Frankly, the book was great at creating grueling characters and then making me recognize in their bigger than life flaws some of mine. It's not a nice feeling at all, but that doesn't mean it's not masterful.On the contrary, I'm glad I went through it because this constant uneasiness is the point. However, the neurotic and self-loathing vibe that goes through the whole story pretty guarantees I'll never pick it up again.

Other than that, I'm back into short stories mode - thanks to the Penguin short classic series ... - having gobbled a few from Primo Levi, Nabokov and Jorge Luis Borges last week-end.

I'm lucky I picked those three at the same time because they balance each other out pretty well.

Levi's short stories are really about pushing a very simple and elegant predicate to some sort of non-sensical or emotional limit, using very light fantastic element in the process (think the Horla). I pretty much loved everything I read from him, but Knall and The Death of Marinese really stood out.I'll probably pick up The Periodic Table next.

Nabokov's are still accessible and beautiful on their own, but they also appear to be places for experimentation of styles and structures : The Doorbell and Spring in Fialta are really nice, but I also felt like they could nearly jumped to full novel status, if Nabokov had bothered.
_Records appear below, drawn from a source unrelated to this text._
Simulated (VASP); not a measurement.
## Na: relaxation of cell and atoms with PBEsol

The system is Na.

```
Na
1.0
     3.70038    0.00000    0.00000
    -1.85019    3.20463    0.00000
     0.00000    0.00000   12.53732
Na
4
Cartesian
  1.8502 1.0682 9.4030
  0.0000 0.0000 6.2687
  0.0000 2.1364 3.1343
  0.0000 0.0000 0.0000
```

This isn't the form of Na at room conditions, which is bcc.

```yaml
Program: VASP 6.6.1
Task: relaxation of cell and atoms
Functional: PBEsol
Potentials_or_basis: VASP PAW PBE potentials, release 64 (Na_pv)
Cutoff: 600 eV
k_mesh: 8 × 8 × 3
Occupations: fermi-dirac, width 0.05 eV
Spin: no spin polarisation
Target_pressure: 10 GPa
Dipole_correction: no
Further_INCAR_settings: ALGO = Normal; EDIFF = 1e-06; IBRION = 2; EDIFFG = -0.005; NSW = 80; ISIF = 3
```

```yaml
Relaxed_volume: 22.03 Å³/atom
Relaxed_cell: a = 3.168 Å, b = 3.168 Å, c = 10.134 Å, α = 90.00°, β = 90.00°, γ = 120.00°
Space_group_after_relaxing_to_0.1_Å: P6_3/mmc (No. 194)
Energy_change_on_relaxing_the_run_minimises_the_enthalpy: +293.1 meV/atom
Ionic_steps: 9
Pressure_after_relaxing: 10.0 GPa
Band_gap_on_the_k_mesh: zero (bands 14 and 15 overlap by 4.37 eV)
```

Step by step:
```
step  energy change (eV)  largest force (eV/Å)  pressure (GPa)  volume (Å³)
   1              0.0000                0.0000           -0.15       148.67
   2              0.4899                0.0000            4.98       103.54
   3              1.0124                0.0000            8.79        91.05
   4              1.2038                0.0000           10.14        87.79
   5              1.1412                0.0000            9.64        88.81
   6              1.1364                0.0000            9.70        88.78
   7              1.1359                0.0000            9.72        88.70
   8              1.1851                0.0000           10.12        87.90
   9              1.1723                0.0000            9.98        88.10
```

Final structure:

And Borges is reaaaallly different - sometimes, too technical for me - he seems completely obsessed with seamlessly mixing fantasy and reality, using a very dry, non-sensationnal style to blur the frontier. Tlön, Uqbar, Orbis Tertius and Pierre Menard, Author of the Quixote are smart and rigorous essays on forgery that sort of left a bad taste in my mouth because they are too good at passing themselves for what they're not.

All in all, :tup: for different write styles.

Still looking for Cloud Atlas in Singapore, not a lot of luck yet...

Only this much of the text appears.